The following video, European Ecommerce Faces Shake Up from Webcertain TV, discusses, among other things, the EU’s attempt to forge a Digital Single Market.
According to Wikipedia, a single market is, “A type of trade bloc in which most trade barriers have been removed (for goods) with some common policies on product regulation.”
It is further stated on the European Commission’s website that, “The single market is all about bringing down barriers and simplifying existing rules to enable everyone in the EU – individuals, consumers and businesses – to make the most of the opportunities offered to them by having direct access to 28 countries and 503 million people.”
Simply put, the EU is trying to simplify trade between consumers and businesses in member states.

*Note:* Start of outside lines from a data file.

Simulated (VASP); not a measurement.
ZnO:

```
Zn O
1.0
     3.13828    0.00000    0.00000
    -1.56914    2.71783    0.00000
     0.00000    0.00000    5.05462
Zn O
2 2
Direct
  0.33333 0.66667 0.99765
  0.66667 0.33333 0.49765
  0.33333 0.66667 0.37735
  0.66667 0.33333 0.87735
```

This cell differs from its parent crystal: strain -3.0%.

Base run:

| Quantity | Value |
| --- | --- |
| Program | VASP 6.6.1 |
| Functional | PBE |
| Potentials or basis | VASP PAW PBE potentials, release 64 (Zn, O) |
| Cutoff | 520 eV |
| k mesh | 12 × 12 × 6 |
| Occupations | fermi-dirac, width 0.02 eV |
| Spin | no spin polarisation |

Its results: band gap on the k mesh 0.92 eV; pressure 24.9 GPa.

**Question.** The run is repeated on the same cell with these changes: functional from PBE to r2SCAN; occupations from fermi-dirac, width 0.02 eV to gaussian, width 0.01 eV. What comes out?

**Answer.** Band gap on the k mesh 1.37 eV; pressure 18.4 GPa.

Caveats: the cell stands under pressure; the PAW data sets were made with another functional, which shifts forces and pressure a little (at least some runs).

Digital Single Market and geo-blocking
Remember when Orbitz was found displaying more expensive hotels to Apple users? Apparently, it is problematic for the EU when companies sell items at different prices to consumers in different countries. The term for this practice is often called geo-blocking, and it is affecting the EU’s ability to complete its goal of a Digital Single Market.
But not all businesses consider the EU’s attempt to curtail geo-blocking a good thing.
As I searched through Twitter’s #geoblocking stream, I found a link to this article arguing that the EC’s desire for a unified digital market will actually restrict the market’s freedom to thrive competitively.
How will it affect your software business?
Consider, for example, a situation where you can only display one price for a product to all consumers. Without the ability to display different prices in different locations, businesses will find it difficult to maximize profits from countries with higher GDP per capita because they will be prevented from extracting as much value from their products. They will also be unsuccessful in converting consumers from countries with lower GDP per capita because they will not convert at the same rate as they would with a lower price. Specifically, consumers in a country with a relatively high GDP per capita like Luxembourg will convert at a higher rate because they are getting a pretty good deal (while your business leaves money on the table), while consumers in a country like Romania will not be able to afford the product (thus damming a potential revenue stream for you).
Another hardship that arises with this idea revolves around exchange rates. Will businesses be forced to update their websites every day with the current exchange rates for countries that do not use the euro? Solving the complexity around this issue will require additional tools and people at a cost to your business.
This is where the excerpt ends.